Need to know:
- Automation and payroll tools can flag if an employee is at risk of falling below the minimum wage because of salary sacrifice, but employers should be wary of becoming overly reliant on such technology.
- Employee communications must illustrate clearly what the effect of salary sacrifice will be on pay, and the financial commitment being entered into, including the potential impact on loan applications.
- Providers and employers must work together to communicate the risks and benefits of salary sacrifice.
The news in January 2019 that retailer Iceland was potentially facing a £21m bill from HM Revenue and Customs (HMRC) because its Christmas Club savings scheme had pushed some employees under the national minimum wage was hardly the most auspicious start to the year for providers and employers committed to salary sacrifice.

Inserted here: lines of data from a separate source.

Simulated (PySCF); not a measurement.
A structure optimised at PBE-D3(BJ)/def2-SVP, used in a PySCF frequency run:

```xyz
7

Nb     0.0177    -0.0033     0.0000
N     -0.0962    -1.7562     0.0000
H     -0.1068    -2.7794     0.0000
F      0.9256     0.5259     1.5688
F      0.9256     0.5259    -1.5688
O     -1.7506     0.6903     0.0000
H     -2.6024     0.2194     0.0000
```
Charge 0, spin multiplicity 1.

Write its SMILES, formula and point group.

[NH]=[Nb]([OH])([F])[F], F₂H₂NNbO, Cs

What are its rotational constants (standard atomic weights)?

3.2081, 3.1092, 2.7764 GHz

As Rebekah Tapping, head of HR at Personal Group, puts it: “The Iceland issue has been a curveball for all of us. The way in which HMRC is using the minimum wage and applying it is not how many employers expected it to be.”
Commitment to salary sacrifice
The fear of being on the receiving end of cases like this, as well as the government’s significant tightening of salary sacrifice benefits in 2017, have dampened the appetite for salary-based benefits, says Samantha Mann, senior policy and research officer at the Chartered Institute of Payroll Professionals (CIPP): “Salary sacrifice and optional remuneration reduction arrangements have certainly taken a dip in recent years.”
Further change may yet be on the horizon, as business secretary Greg Clark’s consultation on minimum wage rules and the operation of salary sacrifice schemes concluded in March.
When the government moved to limit salary sacrifice, the University of Lincoln, like many employers, carried out a wholesale review of its offering. Subsidised parking, gym membership and training all had to go, while its childcare voucher scheme is gradually running down as new parents shift to the government’s replacement tax-free childcare scheme.
Nevertheless, the university remains committed to salary sacrifice in principle, and still offers a bikes-for-work scheme, through Halfords, an ultra-low emission vehicles (ULEVs) scheme through Tusker, and from April 2018 even introduced salary sacrifice-based additional voluntary contributions (AVCs) through Prudential.
“Employees can salary sacrifice all but £1 of the AVC, and then get tax and national insurance [NI] relief at source. As the employer, we of course save on the NI, too,” says Ian Hodson, head of reward at the University of Lincoln.
Be aware of the rules
Given HMRC’s tough approach, employers need to ensure that staff entering into salary sacrifice arrangements do not inadvertently fall below minimum pay levels. It is also important that employees fully understand and can afford the financial commitment they are taking on.
“The main thing is, simply, to be aware of the rules,” advises Mann. “Payroll software can increasingly provide warnings and alerts, and [employers] can carry out regular checks using [their] payroll program. But it is important not to [assume] that the software can do all of this; it is the old adage ‘rubbish in, rubbish out’. Systems and processes can do so much, but it all comes back to the information going in.”
Hodson says that salary sacrifice has become administratively much more intensive. "We now spend a lot of time making sure we are not falling foul of the system," he says. "There has been a huge investment in technology and systems to make sure people’s pay elements are compliant, and that payroll reporting is properly automated."
Communicate clearly
Benefits communications should include tools that show clearly what the impact of sacrificing salary is going to be, namely: what the employee will be earning afterwards and what they will be taking home.
Employees will also need to understand the length of the commitment, and if they can afford the benefit for the whole period. With a bikes-for-work scheme, there is also a risk that staff might not fully understand that they have just been leasing rather than taking ownership of the bicycle.
Iain Thomson, director of incentives and recognition at Sodexo Engage, says: "The key is that things are visible. The employee must understand what they are getting into.
“For example, they have got to appreciate they are entering into a contract for the period of the agreement, and one that may not be easy to get out of. It may, too, have an effect on how their base salary is perceived if, say, they want to apply for a loan or a mortgage.”
Communication is a big focus for the University of Lincoln. "There is a lot of guidance on our benefits portal," explains Hodson. "It is important employers also lean on the expertise their third-party providers can bring. How do we make sure we are not falling below the minimum wage, and what checks are [providers] going to be doing? We expect everything to be very clearly explained and articulated."
Thomson adds: “As providers, we have to take responsibility for ensuring our clients understand what is being offered; we need to give them the right tools, guidance and support. But employers also need to take some responsibility, because they will know their employee audience and what messages or communication will work best.”